On April 28, we will gather in the Lainof Auditorium to host the Northern Virginia Jewish Theological Seminary dinner. It is the first major community event to be held in our new building, and its cause is most appropriate. You don't need to be told about the impact JTS has had on our congregation and its leadership. From formal rabbinic training to the annual rabbi camp, I continue to benefit from the Seminary's well of knowledge and guidance. From training in milah (circumcision) to kashrut, our lay people benefit from the Seminary's programs. And the publications, public advocacy and scholars which travel from 3080 Broadway enrich our lives and raise the banner of Conservative Judaism high and visibly.

Among the four honorees at this year's dinner is our own Larry Shuman, a long-time supporter of JTS and a graduate of the Brit Kodesh program. Not only has he learned new skills at the Seminary, he has enhanced his own living of Jewish life. No one better exemplifies what JTS can do to and through an individual.

Please plan to attend the dinner.

But, truth be told, the JTS dinner is not the first community gathering in the Lainof Auditorium. Last month, 40 students and members of their families from the Virginia Theological Seminary attended a demonstration seder I conducted. Most of them are students in the course in Judaism which I teach at VTS, the Episcopal seminary from which Seminary Road takes its name.

The interest in Judaism among the students is exceptional. To a person, they see the import of understanding Judaism not only as a reflection of Christian origins but as a living faith. My course, an elective, is one of the most heavily enrolled classes at the Seminary. My students are enthralled with observances from Shabbat to tallit to seder to the study of Talmud, and have discussed with me ways of incorporating those observances into their lives. (And that's a whole 'nother story!)
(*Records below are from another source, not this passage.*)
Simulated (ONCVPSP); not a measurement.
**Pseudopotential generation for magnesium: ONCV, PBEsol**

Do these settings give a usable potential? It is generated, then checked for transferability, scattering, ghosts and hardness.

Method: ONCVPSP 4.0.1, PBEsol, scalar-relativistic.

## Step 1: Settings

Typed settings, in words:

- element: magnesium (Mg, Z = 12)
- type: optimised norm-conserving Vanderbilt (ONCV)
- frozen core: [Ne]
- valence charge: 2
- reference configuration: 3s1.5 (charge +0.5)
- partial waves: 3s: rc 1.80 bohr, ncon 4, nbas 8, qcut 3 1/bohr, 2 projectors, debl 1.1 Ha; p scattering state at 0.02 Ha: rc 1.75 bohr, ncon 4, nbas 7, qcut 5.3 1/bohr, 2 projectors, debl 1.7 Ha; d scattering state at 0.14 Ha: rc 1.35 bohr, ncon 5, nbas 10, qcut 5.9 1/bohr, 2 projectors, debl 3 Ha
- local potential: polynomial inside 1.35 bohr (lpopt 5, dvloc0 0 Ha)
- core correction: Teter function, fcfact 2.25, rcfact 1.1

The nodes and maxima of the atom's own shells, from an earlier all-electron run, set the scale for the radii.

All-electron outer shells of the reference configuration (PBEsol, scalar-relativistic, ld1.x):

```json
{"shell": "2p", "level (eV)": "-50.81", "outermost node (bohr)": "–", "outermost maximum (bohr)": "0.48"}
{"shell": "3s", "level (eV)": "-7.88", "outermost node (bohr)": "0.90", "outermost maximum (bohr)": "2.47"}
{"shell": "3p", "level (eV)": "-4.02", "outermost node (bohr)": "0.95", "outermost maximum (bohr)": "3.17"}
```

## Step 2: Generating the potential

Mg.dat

The commitment of VTS to prepare their students for the depth and breadth of their ministry is exceptional. In turn, the impact their piety and devotion have on their instructor can be felt by me internally and by you as it integrates into my spiritual life. (Hey, don't worry -- it's kosher.)

Perhaps some day I will be able to bring together students from JTS and students from VTS. In the meantime, even without direct contact, I can attest to the fact that with consonance of purpose, these two seminaries are producing leaders who will see us through the best of times and the worst of times.